DirecTV Results Raise Concerns

Jan 31, 2005  •  Post A Comment

Has satellite TV growth leveled off?

That appeared to be the question on Wall Street’s mind last Thursday after satellite operator DirecTV Group released its fourth-quarter and full-year 2004 results. Even though DirecTV reported a narrowed 2004 fourth-quarter loss, investors appeared more worried about the rising costs of subscriber acquisition and lower-than-expected subscriber growth.

Though the company netted 444,000 new subs in the quarter, it missed some analysts’ projections, which went as high as a net of 560,000 new subs. At the same time, subscriber acquisition costs jumped to $669 per customer from $638 a year ago. Churn, or the rate of customers leaving the service, rose to 1.6 percent from a year-earlier 1.5 percent.

Those results sent DirecTV shares falling 52 cents, or more than 3 percent, to close Thursday at $15.28 a share.

To be sure, the net new subs in the fourth quarter surpassed the 361,000 net new adds that DirecTV posted a year earlier. However, the 2004 results come as evidence mounts suggesting that satellite’s growth trajectory might be flattening a bit-in particular growth generated by a series of high-profile partnerships inked last year with large telephone companies such as SBC Communications and Verizon Communications.

But Mitch Stern, president and CEO of DirecTV’s U.S. operations, said DirecTV’s partnership with Verizon generated 50 percent more subscribers in the 2004 fourth quarter than it did in the third quarter.

DirecTV Group CEO Chase Carey said during the company’s earning call last Thursday that the satellite operator will work toward reducing customer turnover, improving margins and introducing a new set-top box this year as the company continues on its track to becoming a 20 million-subscriber platform.

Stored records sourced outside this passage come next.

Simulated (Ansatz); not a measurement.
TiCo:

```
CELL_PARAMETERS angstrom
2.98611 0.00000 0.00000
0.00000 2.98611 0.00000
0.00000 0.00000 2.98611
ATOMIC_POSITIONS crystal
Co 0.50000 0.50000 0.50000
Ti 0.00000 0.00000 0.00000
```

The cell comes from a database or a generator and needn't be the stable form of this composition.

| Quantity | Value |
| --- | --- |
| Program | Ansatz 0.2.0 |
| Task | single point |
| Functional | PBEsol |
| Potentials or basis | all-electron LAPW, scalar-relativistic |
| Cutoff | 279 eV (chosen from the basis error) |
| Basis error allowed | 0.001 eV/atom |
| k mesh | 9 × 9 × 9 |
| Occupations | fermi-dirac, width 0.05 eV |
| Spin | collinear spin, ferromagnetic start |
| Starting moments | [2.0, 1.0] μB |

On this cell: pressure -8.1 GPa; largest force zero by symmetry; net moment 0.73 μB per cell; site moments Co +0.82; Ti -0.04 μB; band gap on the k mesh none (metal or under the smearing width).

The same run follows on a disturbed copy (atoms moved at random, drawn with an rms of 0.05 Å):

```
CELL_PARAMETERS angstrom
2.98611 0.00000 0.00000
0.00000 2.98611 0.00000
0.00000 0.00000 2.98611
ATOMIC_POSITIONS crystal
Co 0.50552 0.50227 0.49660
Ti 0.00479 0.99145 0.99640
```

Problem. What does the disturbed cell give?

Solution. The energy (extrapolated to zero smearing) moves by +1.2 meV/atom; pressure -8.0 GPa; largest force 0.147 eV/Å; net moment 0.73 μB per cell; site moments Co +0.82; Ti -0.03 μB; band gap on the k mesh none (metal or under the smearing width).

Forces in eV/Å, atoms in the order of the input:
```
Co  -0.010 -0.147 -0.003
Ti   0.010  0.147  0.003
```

“As a whole, [2004] was both a successful and in many ways [a] very important year for positioning DirecTV for the future,” Mr. Carey told analysts and investors.

Mr. Carey said that while subscriber growth would remain strong in 2005, the company’s decision to tighten customer screening processes meant it is not likely the company will repeat the robust growth seen in 2004, when DirecTV added a record 1.7 million net new subscribers. Mr. Carey predicted the company would add nearly 1.5 million net new subscribers in 2005 and would add “well over 1 million” net new subs in 2006.

DirecTV currently has more than 13.9 million subscribers.

Figuring prominently in DirecTV’s growth plans is the introduction of what the company is calling its home media center, a set-top box offering more advanced digital video recording features, high-definition television programming and the ability to connect multimedia devices in a home. The company believes the introduction of the set-top box will help lower churn.

For the quarter, the El Segundo, Calif.-based company reported a net loss of $283 million, or 20 cents a share, compared with year-earlier red ink of $310 million, or 22 cents a share. The 2004 quarter included a $217 million pre-tax charge for DirecTV’s expected sale of its Hughes Network Systems unit and a $45 million pre-tax charge related to the closure of DirecTV Latin America’s Mexico operations.

Revenue jumped 22 percent to $3.4 billion, driven largely by 444,000 net subscriber additions.

For the year, DirecTV reported a widened loss of $1.9 billion, or $1.40 a share, compared with a year-earlier loss of $362 million. The 2004 figure includes a series of charges related to subscriber acquisition and retention, a change in the primary use of two satellites and the sale of DirecTV’s PanAmSat unit.